Great start for professional league in Canada;
Rugby League’s Wolfpack win game, fights, fans
Home opener draws a large crowd despite ugly weather, a positive sign for a sport hoping to expand internationally.
The Wolfpack's Dan Fleming loses the ball as two Oxford players converge on him. Toronto had its way with the visitors in the team's home opener, winning 62-12. (Steve Russell / Toronto Star) | Morgan Campbell
Sat., May 6, 2017
The Toronto Wolfpack throttled Oxford 62-12 at Lamport Stadium Saturday afternoon, but the final score hardly mattered to the folks running North America’s first pro rugby league franchise.
A team of full-time pros is supposed to put up a lopsided score against a squad full of hobbyists like the one Oxford fielded.
Winning over sports fans in a crowded Toronto market remains the stiffest challenge the Wolfpack will face competing in English Rugby League’s third division. In attracting 6,281 loud and passionate fans to Lamport Stadium on a chilly, drizzly day, the Wolfpack can confidently claim to have claimed an early lead in a never-ending competition for sports fans’ attention.
“I just knew (Torontonians) would take to something that was genuine, had passion behind it,” said Wolfpack CEO Eric Perez. “They like a Toronto team that can put wins on the board, and we seem to be that.”
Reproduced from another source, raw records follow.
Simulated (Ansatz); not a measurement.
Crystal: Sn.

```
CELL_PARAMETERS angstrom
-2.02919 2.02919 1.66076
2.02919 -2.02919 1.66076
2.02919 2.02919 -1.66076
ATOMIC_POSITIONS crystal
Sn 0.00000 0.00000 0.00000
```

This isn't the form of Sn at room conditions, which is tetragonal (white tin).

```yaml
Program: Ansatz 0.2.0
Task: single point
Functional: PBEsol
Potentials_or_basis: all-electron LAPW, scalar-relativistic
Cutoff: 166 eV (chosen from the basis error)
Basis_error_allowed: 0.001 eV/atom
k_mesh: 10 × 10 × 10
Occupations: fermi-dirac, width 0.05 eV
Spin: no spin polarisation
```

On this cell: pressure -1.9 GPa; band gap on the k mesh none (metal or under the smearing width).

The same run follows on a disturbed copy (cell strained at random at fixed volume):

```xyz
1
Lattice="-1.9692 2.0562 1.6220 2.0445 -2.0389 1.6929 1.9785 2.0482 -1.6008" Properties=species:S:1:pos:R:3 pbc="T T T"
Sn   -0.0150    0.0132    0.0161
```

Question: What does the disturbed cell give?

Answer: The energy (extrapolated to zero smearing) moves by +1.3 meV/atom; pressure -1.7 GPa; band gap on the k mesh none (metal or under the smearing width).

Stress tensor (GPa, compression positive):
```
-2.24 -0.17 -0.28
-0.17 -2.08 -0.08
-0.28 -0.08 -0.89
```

Toronto’s first home game represented the first real test in Rugby League’s transatlantic experiment. In its 2014 strategic plan, the Super League identified international expansion as a goal and the Wolfpack mark the league’s boldest attempt to grow its overseas profile.
The club spent the off-season signing players well-known to rugby league aficionados. Marquee signing Fui Fui Moi Moi starred in Australia’s National Rugby League, and has played prop for New Zealand’s national team.
Toronto’s road games have drawn larger-than normal crowds at third-division clubs, with hometown fans eager to see recognizable names, even as they trounced the locals. Through six weeks of league competition, the Wolfpack has outscored opponents 372-49.
Toronto’s home opener quickly fell into that pattern, with the Wolfpack scoring a third-minute try and putting up 34 points before Oxford managed its first try.
By the 69th minute, frustration bubbled over. The teams may disagree on who started the fight but Toronto’s Jake Emmitt finished it, grabbing an Oxford player by the collar, taking several swings, then giving cheering fans a thumbs-up as he left the pitch with a red card.
“Quite a few of the fans enjoyed the punching up,” Wolfpack captain Craig Hall said. “But that’s not what we’re about.”
Toronto’s preferred style of play — fast-paced with intricate passing — highlighted the skill disparity that often defines the third division.
In two weeks Toronto hosts the Barrow Raiders, a fully professional squad that has also run off a series of one-sided wins. But Oxford fielded a team on Saturday that included two construction workers, a teacher, and a PhD student in entomology.
Many spectators recognized Toronto and Oxford were as evenly matched as the Blue Jays and the Intercounty Maple Leafs, and that Saturday’s game didn’t promise much competitive drama. But they also accept blowout wins as a necessary step toward promotion.
“They’ve demonstrated throughout the season that they have that calibre of play and I look forward to them moving up through the leagues,” said Port Hope resident Galen Flaherty, who attended the game with a group of friends. “There’s an appetite for rugby here. Just like Toronto FC succeeded, I think you can see a similar thing for the Wolfpack.”
TFC opened at home 10 years ago after a string of road games and drew a surprisingly large crowd on a cold, wet, gray day. That home opener drew three times as many spectators as the Wolfpack’s did, highlighting the pent-up local demand for the sport. While rugby league lacks soccer’s latent fan base, the Wolfpack’s win streak could help grow crowds at the 9,600-seat Lamport Stadium.
“We’re Canadians (and) and we support our teams,” said Amanda Andres, who travelled to the game from St. Catharines. “We’ll support our teams regardless of the score. We’re winning, so we can’t really complain.”